Dr. John Lutz is a historian at the University of Victoria on Vancouver Island. He says the British gave up on their legitimate claims to possession of the Oregon Country, where the Hudson’s Bay Company had been such a force, to avoid a larger conflict with the US and its bellicose Commander-in-Chief.

“[The British] had every reason not to provoke the Americans into conflict,” Lutz said. “The President at the time, Polk, [was] something [of] a Trump-like character, he was bombastic and threatening.”

Lutz also says that the British may not have fully appreciated what they were giving up, especially the ports on Puget Sound that rapidly became so important to the economy here in the second half of the 19th century.

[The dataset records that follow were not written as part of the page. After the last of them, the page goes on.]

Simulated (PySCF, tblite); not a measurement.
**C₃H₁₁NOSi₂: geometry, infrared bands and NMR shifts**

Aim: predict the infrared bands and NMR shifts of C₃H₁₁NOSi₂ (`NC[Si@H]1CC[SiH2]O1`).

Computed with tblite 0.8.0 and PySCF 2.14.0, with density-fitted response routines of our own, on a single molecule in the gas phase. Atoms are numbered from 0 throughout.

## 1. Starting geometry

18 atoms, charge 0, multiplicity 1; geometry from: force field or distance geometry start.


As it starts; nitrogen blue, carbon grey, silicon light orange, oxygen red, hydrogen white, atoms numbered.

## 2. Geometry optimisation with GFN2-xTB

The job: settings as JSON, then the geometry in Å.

Once the new boundary was set, Hudson’s Bay pulled up stakes from Fort Vancouver and Fort Nisqually and moved to new digs at Victoria on Vancouver Island. They tried to hang on to that valuable real estate for Great Britain, lest American expansion should continue north. One way to keep this from happening was to encourage Brits to settle there.

The arrangement in 1849 between the British parliament and Hudson’s Bay Company to give the fur traders control of Vancouver Island was perhaps extreme, but it was also perhaps the surest (and cheapest) way to keep the Americans from overrunning and gradually taking Vancouver Island away from the British.

Related: Washingtonians can thank rebel supporter for their state’s name

Professor Lutz says that the powers vested in the Hudson’s Bay Company for Vancouver Island were vast, and went far beyond the exclusive trading rights they’d been granted for the mainland in 1670.

“This was the only place in Canada where they basically had the government give them ownership of all the land, all the resources, [and] left them in charge of dealing with the First Nations,” Lutz said. “They were the government.”

Well, says Lutz, correcting himself, they weren’t quite the only government on Vancouver Island.

“[The British parliament] actually appointed an independent governor, poor guy,” said Lutz. This “poor guy” was a man from London known as Governor Blanshard, who wasn’t affiliated with the Hudson’s Bay Company.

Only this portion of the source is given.